First, it’s unlikely they will be getting the right counsel from their public reputation advisors. The game played by traditional advisors – public relations, government relations and advertising agencies – is to divide and conquer. To mobilise supporters in government and the community and to defeat their critics. All efforts are on how to arouse, empower and sustain the fight of their supporters as well as convert those who haven’t made their mind up yet. It would be no surprised if a celebrity endorsed ad campaign extolling the great economic and social benefits of our big banks isn’t in the wings right now.
Faced with the prospect of a bank tax in South Australia, the banks have hired the brains behind the 2010 Minerals Council’s “Keep Mining Strong” anti-mining tax campaign. The problem is, these two issues – mining and banking – have different social maturity. Outrage aimed at the banks is borderline a social norm.
To publicly fight it is the very opposite of a social licence approach which acknowledges and validates the genuine concerns of their worst critics and works to resolve these issues openly and in a more accountable way to build trust and credibility.
Second, within the ranks of the senior executives and boards the desire to fight back – just like the mining industry did to defeat their tax – is a far more self-satisfying and therefore attractive proposition. This approach builds internal egos and is favoured even when it isn’t working.
Even if the banks decide to take their first tentative steps to rebuild their social licence – they will need to tread carefully. Rebuilding social license isn’t just about better or clear messages that cut through – it’s so much more.
In fact, convincing the public you’re right and your critics are misguided is at the heart of the problem. The community have lost faith in the banks and are frustrated about the power and control they feel the banks already have over their lives, so showing them you are in control and can solve your social licence failures in isolation doesn’t build trust it erodes it further – a fundamentally different approach is needed.
It’s a mistake big business makes time and time again. Now having been forced to change after years of campaigning by their critics they suddenly attribute their new approach to their own goodness or new found sense of responsibility to their customers. Admitting they were forced to change seriously damages corporate ego, so they now sell the change as part of a long standing commitment to their customers. They now present themselves as ‘the hero’ of the new approach.

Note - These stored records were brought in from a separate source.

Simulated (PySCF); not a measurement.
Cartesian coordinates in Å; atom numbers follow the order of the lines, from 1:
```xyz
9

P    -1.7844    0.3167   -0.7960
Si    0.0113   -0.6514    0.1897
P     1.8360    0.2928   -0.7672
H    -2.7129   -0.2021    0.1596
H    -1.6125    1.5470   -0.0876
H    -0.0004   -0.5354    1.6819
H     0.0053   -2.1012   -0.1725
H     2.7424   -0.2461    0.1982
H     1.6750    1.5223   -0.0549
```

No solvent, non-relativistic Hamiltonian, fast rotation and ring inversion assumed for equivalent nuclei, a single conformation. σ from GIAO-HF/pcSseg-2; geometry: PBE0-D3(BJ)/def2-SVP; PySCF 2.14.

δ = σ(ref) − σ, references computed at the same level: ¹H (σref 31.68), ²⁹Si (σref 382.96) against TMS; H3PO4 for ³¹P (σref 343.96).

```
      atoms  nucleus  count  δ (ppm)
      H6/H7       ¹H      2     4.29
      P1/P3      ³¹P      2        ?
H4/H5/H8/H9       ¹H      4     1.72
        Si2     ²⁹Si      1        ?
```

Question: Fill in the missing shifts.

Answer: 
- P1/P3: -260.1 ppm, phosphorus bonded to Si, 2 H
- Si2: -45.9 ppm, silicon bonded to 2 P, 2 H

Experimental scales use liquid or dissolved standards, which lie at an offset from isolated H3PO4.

Yet being more responsive to pressure is far more believable for most people (who already don’t trust industry) than suddenly becoming more responsible due to big businesses’ essential good nature.
The banks need to acknowledge they are willing to change because the community demanded they do so. They need to become ‘responsive’ not more ‘responsible’. The added strategic benefit of responsiveness is it’s seen as more accountable and helps to build trust – and they desperately need more credibility and trust if they are going to regain their social licence to operate.
But before our banks can give up their ‘hero’ status and become the ‘team player’ everyone wants the banks to become, they need to be prepared to transition through ‘the repentant sinner’ or no one is going to believe them.
Before you can work with the community or your critics on resolving their concerns, you have to be prepared to accept responsibility for what went wrong. It’s counter intuitive, but the more responsibility you accept the less you are blamed – then the community can see you are now willing to make real changes. The more you focus on the problems the more they will recognise the countervailing benefits and important role of the big banks in our society. The very thing the banks want people to believe and embrace in the first place.
The strategies that reduce community concerns and rebuild social licence are profoundly counterintuitive: apologising for your mistakes, acknowledging their grievances and concerns, and giving others credit for your improvements. They are difficult to agree to and difficult to do.
Yet, it’s unlikely the banks will make these strategic changes because the fight strategies are so much more attractive and rarely advised by those who advocate and benefit from fighting back.
What is needed are some brave individuals who are prepared to separate their own negative feelings and internal corporate barriers about these difficult approaches from the fact that they are much more effective.